The new starting point, with its bumbling frog-men and whimpering children and soggy second acts, was one from which the prequels never really got going or, indeed, properly recovered. This is why it’s helpful to take The Phantom Menace on its own terms. Consider, for instance, its visual design, which, some dodgy CGI and that unspeakable Yoda puppet notwithstanding, is every bit the equal of the Original Trilogy’s in terms of imagination. Indeed the film has several great-looking locations, costumes and aliens, solid cinematography and technical direction, striking and colourful art design, and the best-choreographed lightsaber dual in the series scored to some of composer John Williams’ finest work. This remains true even if you admit that the pod racing sequence lasts at least one lap too long.

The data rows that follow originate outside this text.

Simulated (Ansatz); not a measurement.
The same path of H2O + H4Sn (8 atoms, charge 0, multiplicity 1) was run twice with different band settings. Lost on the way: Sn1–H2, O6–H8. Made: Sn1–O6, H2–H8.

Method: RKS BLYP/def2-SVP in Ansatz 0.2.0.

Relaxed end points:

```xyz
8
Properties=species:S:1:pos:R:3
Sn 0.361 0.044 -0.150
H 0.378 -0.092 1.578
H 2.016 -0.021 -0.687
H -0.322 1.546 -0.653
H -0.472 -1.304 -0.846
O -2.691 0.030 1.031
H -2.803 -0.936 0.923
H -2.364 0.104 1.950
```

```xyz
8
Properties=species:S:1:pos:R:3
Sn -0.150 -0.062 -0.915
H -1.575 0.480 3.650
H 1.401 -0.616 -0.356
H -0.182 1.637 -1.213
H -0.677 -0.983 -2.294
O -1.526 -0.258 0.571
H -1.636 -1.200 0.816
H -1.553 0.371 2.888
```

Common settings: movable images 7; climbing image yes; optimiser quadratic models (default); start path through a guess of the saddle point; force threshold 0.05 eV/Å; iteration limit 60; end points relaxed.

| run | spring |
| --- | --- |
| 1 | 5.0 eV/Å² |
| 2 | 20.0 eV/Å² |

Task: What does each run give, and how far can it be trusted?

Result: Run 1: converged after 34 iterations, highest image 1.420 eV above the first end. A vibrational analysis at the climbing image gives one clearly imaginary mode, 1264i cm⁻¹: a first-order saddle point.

Consider also, if you will, the presence of Liam Neeson, who has at various points in his career played Qui-Gon Jinn, his Jedi Knight character here, as well as Oskar Schindler, Ra’s al Ghul, Zeus, and Bryan Mills, making him the de facto expert in doomed father figures. His death at the hands of Darth Maul (Ray Park), the series’ second-most iconic villain, is the only moment in The Phantom Menace with any sense of dramatic weight. His panted final words do more for the audience’s stake in the future of Anakin than any of the boy’s thoroughly misguided feints at innocence, which George Lucas couldn’t write and Jake Lloyd couldn’t perform, and which made no real sense for a character fated to become a robotic, asthmatic executioner regardless.

I don’t think about The Phantom Menace too often, as I’ve confined it to a part of my memory that I rarely have any use for. But when I do I think how it is a product not of George Lucas’s “vision” but of his fear; his fear of fatherhood, of his legacy, and I think how easily it might have been fixed, to use a term less grandiose than “saved”, by simply making Anakin Skywalker older and less cherubic. And fear is the reason, no doubt – what else might compel a man – a myth-maker of the old, Flash Gordon style, no less – to attempt an explanation of “the Force”, that nebulous tool of narrative convenience that nobody in their right mind ever needed or wanted an explanation for. The answer is now as it always was: because without the Force, there would be no galaxy far, far away, and the world would be worse for its absence. Some things require no explanation beyond being the product of a big, ambitious imagination.

Of all the things George Lucas came to misunderstand about the universe he himself created, the one that bothers me most is not that he forgot where it was going, but that he forgot where it came from.